(Photo by Marcus DeSieno, part of the Transcending Borders exhibit at the Maude Kerns Art Center)

By Randi Bjornstad

The border between the United States and Mexico takes on new, thought-provoking dimensions in a show called Transcending Borders, on display through April at the Maude Kerns Art Center.

The exhibit has three parts, beginning with a collaboration of words and pictures selected from their work by poet Laura Winter and photographer Terri Warpinski. Their combined effort is called Liminal Matter, drawing from series called Fences and Traces. Warpinski lives in the Eugene-Springfield area, and Winter comes from Portland. Their work combines Warpinski’s vast, sweeping photographs of the borderlands between the United States and Mexico with Winter’s poems describing the places and the effects of that divide on the people who live there.

Juan Dios, black-and-white photo by Richard Keis

Added to that is a series of photos by Marcus DeSieno, who examines the concept of government-sponsored spying, particularly on borders, from a collection of work he calls No Man’s Land: Views from a Surveillance State. A description provided by the art center says, “To produce this work, he hacked into surveillance cameras and CCTV feeds looking for images of picturesque and sublime landscapes … to highlight and call into question this type of social control.” DiSieno, who comes from Washington state, has shown his work in New York, Paris, and Greece as well as widely in galleries and museums in the United States.

Rounding out the show is Livelihoods, featuring black-and-white photographs of workers in Oaxaca, Mexico, by Corvallis photographer Richard Keis, who first became interested in the topic when he worked with migrant families in Oregon. In this show, he captures the ways of life of people who chose not to migrate but to make their livings in Mexico, among them weavers, sculptors, folk healers, feather artists, and producers of agave spirits called mezcal.

Transcending Borders is available to viewers in person at the Maude Kerns Art Center or online at mkartcenter.org. In-person viewing is subject to all State of Oregon and Oregon Health Authority guidelines, including social distancing and mask-wearing.

Transcending Borders

When: Through April 30

Where: Maude Kerns Art Center, 1910 E. 15th Ave., Eugene (corner of 15th and Villard streets)

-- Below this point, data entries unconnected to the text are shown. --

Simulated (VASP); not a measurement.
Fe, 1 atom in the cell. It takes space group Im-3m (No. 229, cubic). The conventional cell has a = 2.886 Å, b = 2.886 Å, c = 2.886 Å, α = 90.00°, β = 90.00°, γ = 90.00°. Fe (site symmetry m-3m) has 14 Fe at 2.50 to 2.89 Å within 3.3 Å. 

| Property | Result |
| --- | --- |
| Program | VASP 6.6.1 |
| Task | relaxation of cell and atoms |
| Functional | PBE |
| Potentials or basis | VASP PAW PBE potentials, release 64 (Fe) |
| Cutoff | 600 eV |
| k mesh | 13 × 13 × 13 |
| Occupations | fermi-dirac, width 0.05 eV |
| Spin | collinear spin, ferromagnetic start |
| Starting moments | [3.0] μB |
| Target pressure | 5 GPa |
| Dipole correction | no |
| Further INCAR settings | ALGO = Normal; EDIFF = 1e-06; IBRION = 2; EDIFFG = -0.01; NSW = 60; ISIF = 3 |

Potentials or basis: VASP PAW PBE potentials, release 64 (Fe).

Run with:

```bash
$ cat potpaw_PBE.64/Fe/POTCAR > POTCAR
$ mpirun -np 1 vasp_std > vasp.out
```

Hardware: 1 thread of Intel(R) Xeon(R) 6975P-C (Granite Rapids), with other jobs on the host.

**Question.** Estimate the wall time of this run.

Hours: 10 a.m. to 5:30 p.m. Monday through Friday, and noon to 4 p.m. on Saturday during exhibits; a virtual artist talk will take place via Zoom from 6 pm. to 7 p.m. on Thursday, April 22, via the art center website at mkartcenter.org

Details: In-person viewing is subject to all State of Oregon and Oregon Health Authority guidelines, including social distancing and mask-wearing.The Maude Kerns Art Center is adhering to all State of Oregon and Oregon Health Authority guidelines. The exhibit also can be viewed, and artwork purchased, online at mkartcenter.org.